HON’s Wiki # BGP EVPN VXLAN Fabrics
Home / Networking
Contents
Network overlay fabric using BGP EVPN with VXLAN transport.
TODO
- https://lostintransit.se/2023/12/30/configuring-evpn-on-nx-os/
- https://lostintransit.se/2024/01/31/nx-os-forwarding-constructs-for-vxlan-evpn/
Basics
- Overlay network or network fabric:
- A network “fabric” normally consisting of a routed (L3-only) underlay network and a tunneled (L2 and/or L3) overlay network.
- Lets the underlay care about data transport and the overlay care about endpoints.
- Normally supports multiple overlay VRFs, in addition to separating the overlay VRF(s) from the underlay VRF.
- Often used with spine-leaf networks.
- The leafs typically use an anycast gateway with some static MAC- and IP-addresses used across all leafs. This means that inter-VLAN traffic on the same leaf may be routed directly on the leaf.
- Limitations of L2 networks that overlay networks fix:
- No need for STP, which limits forwarding paths and may cause e.g. instabilities or slow convergence on topology changes.
- L3-only underlay means ECMP may be used to transport packets over multiple paths (i.e. through all spines).
- For non-spine-leaf networks, STP generally goes through the “top” switch (root bridge), while routed networks may allow shorter paths between endpoints.
- Multiple physical hops to nearest router, while overlays use anycast gateways in all leafs.
- Only 4k VLAN IDs, while VXLAN supports 16M VNIs.
- Overlay learning mechanisms (examples):
- Flood and learn (classical L2 learning)
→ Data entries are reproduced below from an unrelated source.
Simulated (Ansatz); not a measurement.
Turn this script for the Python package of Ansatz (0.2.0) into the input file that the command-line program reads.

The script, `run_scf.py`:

- EVPN (most standardized)
- COOP (Cisco ACI)
- LISP (Cisco SDA)
Border Gateway Protocol (BGP)
See BGP.
Virtual Extensible LAN (VXLAN)
- RFC 7348.
- For tunneling VLANs using a UDP overlay network (default port 4789).
- Removes the VLAN tag during transport if present, as it’s mapped to a VNI instead.
- Removes the CRC of the original Ethernet frame, as the VXLAN frame will have its own CRC.
- Based on LISP transport, but tunnels packets at the MAC-layer instead of the IP-layer.
- Often used in L3 spine-leaf topologies or distant locations.
- Often paired with BGP EVPN to manage tunnels and improve BUM handling.
- 24-bit VXLAN network identifiers (VNIs) identify bridge domains.
- VXLAN tunnel endpoints (VTEPs) encapsulate/decapsulate the traffic.
- VTEPs may be either on hosts or on switches/routers as gateways.
- Used UDP transport with variable source port (based on inner header fields) allows better entropy for ECMP.
Ethernet VPN (EVPN)
- A MP-BGP address family for “Ethernet things”.
- Technically EVPN is a SAFI under the L2VPN AFI (i.e. “L2VPN/EVPN”).
- Provides:
- Messaging of MAC and IP prefixes.
- Ability discover VTEPs.
- Reduced flooding and optional ARP suppression.
EVPN Route Types
| Route type |
Used for |
Use case |
| Type 1 |
Ethernet segment auto discovery |
Suppor multihomed endpoints |
| Type 2 |
MAC, VNI, IP |
Advertise reachability to MAC address and optional IP address |
| Type 3 |
VNI/VTEP association |
Information about VTEPs and their VNIs to assist with flooding |
| Type 4 |
Multicast information |
For multihomed endpoints, ensure that only one VTEP forwards multicast packets |
| Type 5 |
IP prefix, L3 VNI |
Advertise IP prefixes |
| Type 6 |
Multicast group membership information |
Information about what hosts are interested in receiving multicast (similar to IGMP) |
Underlay Routing Protocol
- No BFD requires as all underlay neighbors use physical interfaces (no SVIs or subinterfaces).
- Consider using IPv6-only.
- If IPv4 in the underlay is needed, consider using IPv4 over IPv6 nexthops (RFC 5549).
- OSPF or IS-IS:
- Quick convergence.
- Supports unnumbered linknets.
- Simpler to configure.
- Little configuration required, easy to template.
- BGP:
- Slightly slower convergence.
- May support unnumbered links.
- May support automatic AS numbers.
- More configuration required, depends on support for automatic parameters.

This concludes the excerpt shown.